We’ve all watched in horror as the coddling mother allows her intimidating four year-old push her around. Similarly, we’ve squirmed when some over-bearing parent has publicly humiliated their child in the grocery store or parking lot.

I believe in risk taking. It’s the only way kids learn. Throw them into the deep end, I say. But you have an obligation to support them and to ensure that they’re not going to drown in that deep end. In the name of “not being overprotective,” a lot of parents fail their children and put them in situations where they haven’t been adequately trained yet. Train ’em well, then turn ’em loose, I say.
We sent our two 17-year-old girls to Africa and Mexico for the better part of a year to minister in the slums. You can’t get much more low down and nasty than that. Yet the experience changed their lives.

In past blogs I’ve advocated limiting TV watching or making young men seeking a daughters’ affections pass through the parental gauntlet. Am I contradicting myself? I don’t think so, and it’s because one of the top duties we have as parents is to help our children acquire wisdom. They learn to discern not by parents removing all boundaries, but as we give them gradually increasing opportunities to make more decisions themselves.

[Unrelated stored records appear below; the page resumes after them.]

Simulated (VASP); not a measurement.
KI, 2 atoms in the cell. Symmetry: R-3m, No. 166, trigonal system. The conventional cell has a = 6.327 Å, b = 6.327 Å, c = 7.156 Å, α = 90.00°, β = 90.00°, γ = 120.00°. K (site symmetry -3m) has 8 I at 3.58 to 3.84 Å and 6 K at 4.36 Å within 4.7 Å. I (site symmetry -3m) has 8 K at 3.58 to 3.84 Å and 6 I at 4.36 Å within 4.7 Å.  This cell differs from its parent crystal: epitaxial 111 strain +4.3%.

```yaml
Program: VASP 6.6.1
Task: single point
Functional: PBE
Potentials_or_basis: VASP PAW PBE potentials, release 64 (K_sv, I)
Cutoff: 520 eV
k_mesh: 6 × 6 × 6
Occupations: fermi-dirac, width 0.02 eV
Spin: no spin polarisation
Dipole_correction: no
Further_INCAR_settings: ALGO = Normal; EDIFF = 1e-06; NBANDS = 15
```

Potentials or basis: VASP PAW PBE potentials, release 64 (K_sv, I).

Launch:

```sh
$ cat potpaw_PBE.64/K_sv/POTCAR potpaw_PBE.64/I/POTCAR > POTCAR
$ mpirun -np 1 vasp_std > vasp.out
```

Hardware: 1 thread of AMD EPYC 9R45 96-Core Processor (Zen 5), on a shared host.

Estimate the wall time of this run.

I look at it this way. At the age of one, parents have got veto power over 95% of what a child does. In order to teach responsibility and discernment, they need to give up veto power at a rate of about 5% a year (my estimate). By the time a child reaches 17, a parent should have veto power over say, 15% of their life.
By that point, as a parent, your ability to protect them is a function of your relationship and very little else. Try and control with authority or with money and you’ll engender bitterness.
There is a parent who is currently emailing and calling me on a regular basis about his 23 year-old daughter who is on a project with us. He worries too much and needs to release more. Yes, she may be doing things differently than he would. But, let it go – she has to make her own mistakes now. Most of us as parents are out of balance in that area.